Rossiya-1's commentariat simultaneously denies responsibility for atrocities and calls for more of them. (Missile strikes show that more are indeed coming.)
Alexey Anpilogov, a political commentator and a frequent guest on Russian talk programs, made the case for unrestricted warfare on Olga Skabeeva's Rossiya-1 chat show. “We don’t need to be ashamed of our actions," Mr. Anpilogov said. "Either way, they say we are barbarians. ‘Russians are barbarians, a horde from the East.’ Victims of Ukrainian shelling they found in Izyum will be portrayed by the West as another Bucha." Bucha, is the town of about 37,000 in the Kyiv Oblast that was briefly occupied by Russian forces in the early days of the war, before Russia abandoned its initial attempt to take Kyiv. Bucha was the site of early Russian massacres of civilians: mass graves were discovered there, as they've now been discovered in Izyum, a recently recaptured town in the Kharkiv Oblast. The bodies exhumed from mass graves bear marks of torture and execution the Washington Post, the Guardian, and others report. These are not victims of shellfire.
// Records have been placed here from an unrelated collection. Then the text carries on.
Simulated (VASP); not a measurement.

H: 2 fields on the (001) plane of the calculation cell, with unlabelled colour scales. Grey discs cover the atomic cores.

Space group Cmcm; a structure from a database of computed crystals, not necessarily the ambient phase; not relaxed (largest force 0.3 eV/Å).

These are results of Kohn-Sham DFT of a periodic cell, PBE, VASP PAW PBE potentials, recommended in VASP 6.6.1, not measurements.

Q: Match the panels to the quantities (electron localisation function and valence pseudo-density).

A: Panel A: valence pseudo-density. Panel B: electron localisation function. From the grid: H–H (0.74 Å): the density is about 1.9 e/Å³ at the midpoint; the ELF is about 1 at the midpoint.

Mr. Anpilogov sees unrestricted war against Ukrainian civil infrastructure as the path to victory. "For a long time there was no clear understanding of how we will deal with European sanctions. Turns out, there were only three phases. First, we sell gas only for rubles. Second, fix the turbine." This refers to the dispute over delivery of a Siemens turbine to Gazprom. "Third, there is no gas,and that’s it. Everything is very simple, easy to understand. Europe is now figuring out which body parts it can wash, where it will freeze, and which of its comforts it will have to go without, be it coffee or a warm bed." And now it should be Ukraine's turn, he says, conflating economic sanctions with missile strikes. "We need to do the same to Ukraine. Let me emphasize, it is my native country. It’s where I was born and lived for forty years. But our victory depends upon how fast we can destroy the entire critical infrastructure of that country. We’re all contributing to achieving it in any way we can. The power plants, the dams, the railways, the highways, these are all legitimate military targets because they’re being used by the Kyiv regime in its attempts to defeat us militarily."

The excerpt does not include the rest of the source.